TCS maintains status-quo for third quarter
Tata Consultancy Services expects its revenue for the financial year’s third quarter ending December 31 to be in line with seasonal trends. Traditionally, the third and fourth quarters are weak for information technology companies in terms of growth, due to holidays and furloughs. Telecom and smaller verticals will grow better than the company average, said Rajesh Gopinathan, chief financial officer, updating analysts about the business for the third quarter.
According to the company, retail, manufacturing and hi-tech will see the impact of holidays and furloughs during the quarter. Banking, financial services and insurance (BFSI) will continue to see weakness due to insurance and products.
Gopinathan also added that Europe will grow better than average, while UK will remain weak due to seasonality and impact of insurance. Whereas, North America demand environment is in-line expect for the seasonal weakness that this quarter has.

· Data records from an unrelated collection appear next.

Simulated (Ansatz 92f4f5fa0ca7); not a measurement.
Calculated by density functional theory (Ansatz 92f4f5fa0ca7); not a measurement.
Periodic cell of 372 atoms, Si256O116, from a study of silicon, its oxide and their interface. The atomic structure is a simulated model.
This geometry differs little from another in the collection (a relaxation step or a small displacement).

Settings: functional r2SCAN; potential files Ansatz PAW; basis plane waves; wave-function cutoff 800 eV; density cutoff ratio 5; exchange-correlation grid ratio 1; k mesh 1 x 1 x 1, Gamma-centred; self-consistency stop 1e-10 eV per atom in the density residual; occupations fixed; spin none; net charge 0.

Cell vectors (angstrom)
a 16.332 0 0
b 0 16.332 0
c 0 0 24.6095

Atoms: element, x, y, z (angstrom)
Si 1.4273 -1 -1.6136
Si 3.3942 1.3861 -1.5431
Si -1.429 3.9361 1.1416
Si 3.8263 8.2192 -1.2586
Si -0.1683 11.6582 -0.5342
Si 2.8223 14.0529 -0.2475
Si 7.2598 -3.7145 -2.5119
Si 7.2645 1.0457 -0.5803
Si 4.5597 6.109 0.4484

He also added that during the quarter cross currency impact will have a negative impact of 20 basis points (bps) on constant currency to rupee revenue, whereas the impact on US dollar revenue will be a negative of 220 bps. "The currency movement will have marginal benefit on EBIT," said Gopinathan. He also reiterated that the company will manage to maintain the target margin band. TCS has stated that it will manage to keeps its margin in the 26 per cent to 28 per cent range.
"This quarter GBP and Euro have depreciated; hence the impact will be seen not only on TCS but all the players who have significant exposure to Europe. In case of TCS, I think the fundamentals are in place. On a reported basis we expect US dollar revenue growth of 1.5 per cent. On constant currency basis we see it growing by 3.5-4 per cent," said Ankita Somani, research analyst, MSFL Research.
The company for the last two quarters has been reporting weakness in its biggest vertical BFSI. The management post the second quarter had stated that the BFSI segment is weak primarily due to softness in insurance that too only in UK. We see this softness for a couple of quarters.